Dealerships

I’m sitting at the Ford dealership in Chelsea, MI. We ended up buying a Ford Expedition 30 miles from our home for a variety of reasons, including the fact that they had what we wanted for the right price.  Plus, being outside of bubble county did seem to bring some benefits, including a bit of anonymity.  There are a few times where it’s more difficult to be a Pastor and for people to KNOW what you do for a living, and buying a car is one of those times because no one wants to pay sticker price, even Pastors.  Yet for church leaders — men of the cloth — to haggle, well,  just seems unfitting.  We always preach Christ, and this call is especially vital for Pastors.  But it’s strange to say “Jesus Loves You” as well as “You must throw in floor mats for free”. To some, this may sound like “Jesus wants you to throw in floor mats for free, and to feel guilty for not throwing in free mugs for the kids”.  This is the conflict of spiritual leadership — a call to be different while  sharing the day to day functions of life with everyone else.  I’m a human being that does human things and yet I am called to serve other humans by doing godly things.  This is the bizarre dichotomy of ministry.  It also makes the whole Priest thing look pretty good sometimes.  You don’t have to worry about making an offer on a house — you live in the basement of the church.  You don’t have to worry about marital issues — you’re not married.  And you don’t have to haggle the price of a car because one is already provided.  Sure, its the 15-passenger Parish van, and everyone in the grocery store parking lot knows that you’re Father so and so from Sacred Heart, which stops you from swearing out loud  when a shopping cart hits the right side of the van, where you have the mural of the virgin mary waving, waving at other drivers on the road and the population in general.  I’d rather get my van mural touched up than have to ever buy a car again.

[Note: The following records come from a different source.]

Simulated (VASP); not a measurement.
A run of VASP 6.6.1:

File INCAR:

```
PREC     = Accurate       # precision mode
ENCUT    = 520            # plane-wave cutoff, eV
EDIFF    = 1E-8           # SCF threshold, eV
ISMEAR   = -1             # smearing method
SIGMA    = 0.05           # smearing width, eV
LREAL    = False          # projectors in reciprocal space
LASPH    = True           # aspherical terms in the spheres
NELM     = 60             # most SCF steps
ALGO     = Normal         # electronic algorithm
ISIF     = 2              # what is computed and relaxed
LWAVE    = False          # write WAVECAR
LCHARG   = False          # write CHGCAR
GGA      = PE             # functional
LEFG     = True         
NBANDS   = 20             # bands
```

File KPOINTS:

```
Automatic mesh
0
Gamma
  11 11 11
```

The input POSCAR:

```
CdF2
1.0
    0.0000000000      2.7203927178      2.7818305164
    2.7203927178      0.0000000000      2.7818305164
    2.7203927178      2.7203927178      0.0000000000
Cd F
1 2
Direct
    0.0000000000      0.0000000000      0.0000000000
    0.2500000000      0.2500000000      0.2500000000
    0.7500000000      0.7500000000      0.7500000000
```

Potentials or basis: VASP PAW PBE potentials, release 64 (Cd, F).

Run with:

And here I sit, at Palmer Ford in Chelsea, waiting for them to do two things.  First, to change the oil.  That’s just basic maintenance that is given to me for  the low low price of $9.95 (plus 30 bucks in gas).  The second thing to be done today is to check a “knock” sound in the engine that shows up whenever you start it.  I’d love to think “oh, that’s what them trucks do- they knock” but I fear it may be slightly worse.  And the dealer is the first one to make it right, since the truck is still under its used car warranty.  Chances are good that, in their eyes, everything is fine and will be fine until approximately 15 seconds after the warranty wears out.
Oh, to be driving a Catholic van right now.